“According as His divine power has given unto us all things that pertain unto life and godliness…” 2 Peter 1:3
Dear Ones:
How is that which is divine, that which is of God, known and experienced in the life? It is by walking on two feet, one being “surrender” to Christ’s authority, obeying Him, and the other, by decisively placing faith in Christ for the specific needs at hand. The believer who will truly live by these two concepts, surrender and faith, will know Christ, and the power of His resurrection. Practically speaking, how is such a walk to be implemented, embraced, and fully lived?

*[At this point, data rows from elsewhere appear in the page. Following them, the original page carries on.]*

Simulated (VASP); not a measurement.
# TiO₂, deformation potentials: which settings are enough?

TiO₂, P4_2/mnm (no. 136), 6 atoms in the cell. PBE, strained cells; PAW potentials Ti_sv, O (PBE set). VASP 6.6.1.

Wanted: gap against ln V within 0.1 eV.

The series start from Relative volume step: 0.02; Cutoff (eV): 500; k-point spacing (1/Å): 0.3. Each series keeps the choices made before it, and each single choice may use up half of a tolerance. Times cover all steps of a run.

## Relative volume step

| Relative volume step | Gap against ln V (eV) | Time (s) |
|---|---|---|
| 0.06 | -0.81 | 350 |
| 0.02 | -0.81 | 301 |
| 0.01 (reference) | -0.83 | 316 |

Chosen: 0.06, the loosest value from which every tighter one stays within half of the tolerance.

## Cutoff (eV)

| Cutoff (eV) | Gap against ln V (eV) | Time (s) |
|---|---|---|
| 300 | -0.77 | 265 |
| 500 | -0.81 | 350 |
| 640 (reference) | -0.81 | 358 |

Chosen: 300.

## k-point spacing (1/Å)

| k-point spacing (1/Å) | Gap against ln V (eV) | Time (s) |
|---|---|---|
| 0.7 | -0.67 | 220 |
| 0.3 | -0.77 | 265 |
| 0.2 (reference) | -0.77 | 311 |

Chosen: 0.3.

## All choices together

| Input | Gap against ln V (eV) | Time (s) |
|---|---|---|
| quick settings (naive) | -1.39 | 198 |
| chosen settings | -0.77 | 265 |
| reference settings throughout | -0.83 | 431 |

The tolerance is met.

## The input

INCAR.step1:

It is very clear from the accounts in several of the gospels, that when Jesus calls a person to Himself, He calls them to follow Him. He prefaces this command by declaring that the denial of self is first and foremost to following Him. Unless there is the turning away from “self,” in order to turn wholly to Christ, there will be no true following. The call of Christ is one that involves His forgiveness of sins, the forgetting of those sins and the preoccupation with all that is of the “old” life, when not following Him. The denial, or forgetting of oneself, by turning wholly to Him, opens the gate to true fellowship with Christ, the great reward and highest blessing for the believer. To follow Christ is first and foremost to surrender to Him as Lord, submitting to His authority.
The second aspect of “walking,” following Christ, has to do with specific, and whole-hearted faith in Him. Where surrender is applied in responding to the commandments of Christ, specific faith and receiving all from Him, is expressed by living by His promises. In Peter’s second letter, he makes this ever so clear. He first begins with what has been done by Christ, not only in paying completely for our sins, buying us out of the slave-market of sin, but by providing “…all things that pertain to life and godliness,” IN CHRIST. The believer is called to a whole-hearted appropriation of his resources in Christ. There is no resource that he lacks in Christ, as he has been made complete in Him. (Col. 2:10) How then is the believer, according to Peter’s words, to specifically appropriate these fathomless resources? It is by the promises of God, those specific proclamations of divine truth concerning God’s commitment to the believer. Every promise is a specific commitment by God, with the reward that can be known. That which God promises, He will do, or accomplish in the life. It is as the believer trusts God according to the promise, that the Lord responds to faith, to bring the believer into the experience of knowing Christ, and the power of His resurrection.
The greatest, and most clear example, of how the believer is to walk in surrender and faith, is the Lord Jesus Himself. When He took upon Himself human flesh, a “body,” as the writer to the Hebrews puts it, He “walked among us and we beheld His glory.” There was a purpose in that, not only that He should be the Savior of the world by His work on the cross, but that He should be our example, our “way,” in revealing to us how to walk. It is is for this reason that Peter writes concerning the promises of God: “Whereby are given to us exceeding great and precious promises: THAT BY THESE ye might be partakers of the divine nature.” (2 Peter 1:4) The believer, or Christian, is called to abide in Christ, with Christ dwelling in him, in surrender and faith, deriving all from Him who is his life. Faith in God according to the promises of God makes this a reality. It is as we look at Christ, even “fixing our eyes on Him,” in worship and service, that we understand the “way” and the “means” by which we are to live. Charles Wesley summarizes this relationship with Christ by writing: “Called the full strength of trust to prove, let all my quickened heart be love, Thy spotless life be praise.”
Dear Father, Strengthen us to walk submitted to Your commandments, trusting You fully according to the promises. In Jesus’ name, Amen.